My room hasn’t been a place that I spent time in for a long time. It’s been a place that I slept in, a place that I shambled out of in the morning and didn’t stumble back into until I was ready to go to bed in the evening. I wanted to change that but I just kept not. There were other things that were more important.

Then, last weekend, I moved my bed. Once that was done, I reorganized my closet. Everything changed. I moved another bookcase into my room. Then a desk. With those gone, that meant the living room was unbalanced and everything in there was rearranged. I have a liquor cabinet now. The coffee table and couch were moved just inches but they align with the sliding glass door and the bookshelf in front of it and that line carries all the way through the living room. We took all the art down to give the walls and our eyes a chance to reset before we put it back up. It’s still stacked against each other, leaning against a wall.

It’s changed the whole apartment, that one small action of moving my bed, ninety degrees clock-wise.

My room isn’t quite the refuge I’d like it to be. I’d still like an arm chair, something to flop into and throw my legs over the side, something to read in for hours with a whiskey or a water, but that may be a little while. Still, there’s a desk in my room and somewhere to sit that isn’t the bed. I haven’t had either of those since I lived in a studio and, it turns out, I missed that.

Feb. 17th, 2014 09:45 pm
Glenfiddich Single Malt Scotch Whisky, 15-year

That is just dangerously drinkable. The front end it almost overwhelmingly honeyed with a little spice. Upon adding ice there’s a little, just the tiniest bit of smoke and then the honey takes back over. This is so amazingly good. Thank you, Monkey Shoulder, for leading me to this.

Leviathan II American Peated Single Malt

Peated, yes, but doesn’t seem to commit to it like a Caol Ila or a Lagovulin or a Laphroig. And smokey but… ashtray smoke not campfire smoke. To tell the truth, I have no idea how I feel about this or how I’ll feel about it next time I try it but I’m thrilled I only had the taste I did rather than a full dram.

I come into the living room and she’s surrounded by her Ikea bounty.

Shhhh, she says, I’m a lamp.


We need this rain so very badly. The last time it really poured was over two months ago. (I was out in it.) It’s been misting off and on—I haven’t used an umbrella yet—for the last week or so but it’s barely a teacup’s worth of relief in an ocean of drought.

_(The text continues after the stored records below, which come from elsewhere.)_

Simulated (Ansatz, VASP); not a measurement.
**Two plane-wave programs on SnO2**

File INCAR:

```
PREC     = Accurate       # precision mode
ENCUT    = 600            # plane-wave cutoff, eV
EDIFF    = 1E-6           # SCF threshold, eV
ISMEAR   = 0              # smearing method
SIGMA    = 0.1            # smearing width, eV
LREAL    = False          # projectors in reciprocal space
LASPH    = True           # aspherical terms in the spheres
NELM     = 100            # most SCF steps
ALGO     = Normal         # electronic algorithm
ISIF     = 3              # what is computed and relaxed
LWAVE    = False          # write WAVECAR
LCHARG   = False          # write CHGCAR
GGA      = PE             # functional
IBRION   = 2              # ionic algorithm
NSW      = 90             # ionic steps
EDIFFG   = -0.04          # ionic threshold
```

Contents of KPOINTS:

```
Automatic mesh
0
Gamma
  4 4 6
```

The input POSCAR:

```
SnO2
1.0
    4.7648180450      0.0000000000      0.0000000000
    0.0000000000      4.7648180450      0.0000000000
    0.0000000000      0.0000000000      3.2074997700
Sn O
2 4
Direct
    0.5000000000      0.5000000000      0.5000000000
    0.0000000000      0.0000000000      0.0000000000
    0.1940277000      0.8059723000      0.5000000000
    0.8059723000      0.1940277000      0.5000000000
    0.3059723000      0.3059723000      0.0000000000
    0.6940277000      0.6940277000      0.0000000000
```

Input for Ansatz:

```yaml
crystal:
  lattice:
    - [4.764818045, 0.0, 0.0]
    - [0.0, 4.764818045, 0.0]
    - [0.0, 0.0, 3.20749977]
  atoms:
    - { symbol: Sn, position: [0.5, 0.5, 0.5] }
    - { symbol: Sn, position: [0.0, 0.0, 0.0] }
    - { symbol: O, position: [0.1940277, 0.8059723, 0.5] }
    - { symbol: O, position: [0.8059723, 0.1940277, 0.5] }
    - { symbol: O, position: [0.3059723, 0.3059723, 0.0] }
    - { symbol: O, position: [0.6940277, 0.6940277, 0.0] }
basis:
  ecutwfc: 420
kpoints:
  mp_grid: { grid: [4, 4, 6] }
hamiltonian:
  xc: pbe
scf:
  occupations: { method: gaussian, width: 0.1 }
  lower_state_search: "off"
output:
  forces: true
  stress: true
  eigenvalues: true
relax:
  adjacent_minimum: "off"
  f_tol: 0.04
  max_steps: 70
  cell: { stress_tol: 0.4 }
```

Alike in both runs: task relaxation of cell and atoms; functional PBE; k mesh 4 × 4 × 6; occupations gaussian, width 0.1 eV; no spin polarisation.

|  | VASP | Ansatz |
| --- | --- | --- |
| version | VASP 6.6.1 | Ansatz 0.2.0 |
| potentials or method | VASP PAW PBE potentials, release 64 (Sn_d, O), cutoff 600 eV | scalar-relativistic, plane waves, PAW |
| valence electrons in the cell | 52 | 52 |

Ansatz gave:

I am seriously going to have to reconsider what I think of when I think of Irish whiskey. This was bright and citrussy and the tiniest bit tart. No unpleasant aftertaste at all. More like Powers than Jameson. Very nice.

Feb. 13th, 2014 09:20 pm

Glenrothes 1995 Speyside Single Malt Scotch Whisky

Tasty, sweet, sherried (I think?), Has a little sour, sulfury after taste way, way back in the back but it’s not overwhelming and it only really comes out with ice. Great for me neat though.

MacPhail’s Collection Tamdhu Speyside Single Malt Scotch Whisky, 8-year

Sweet and smooth and so, so good. Even better with ice for me. It rounded it out. Incredibly smooth for something so (relatively) young. I’d drink that again. A lot.

Tobermory Single Malt Scotch Whisky, 10-year

Smells terrible but tastes amazing. Spicy, like gingerbread spice, not like pepper spice. There’s this odd flat finish where all of the elements just… STOP all at once. Took a bit to get used to.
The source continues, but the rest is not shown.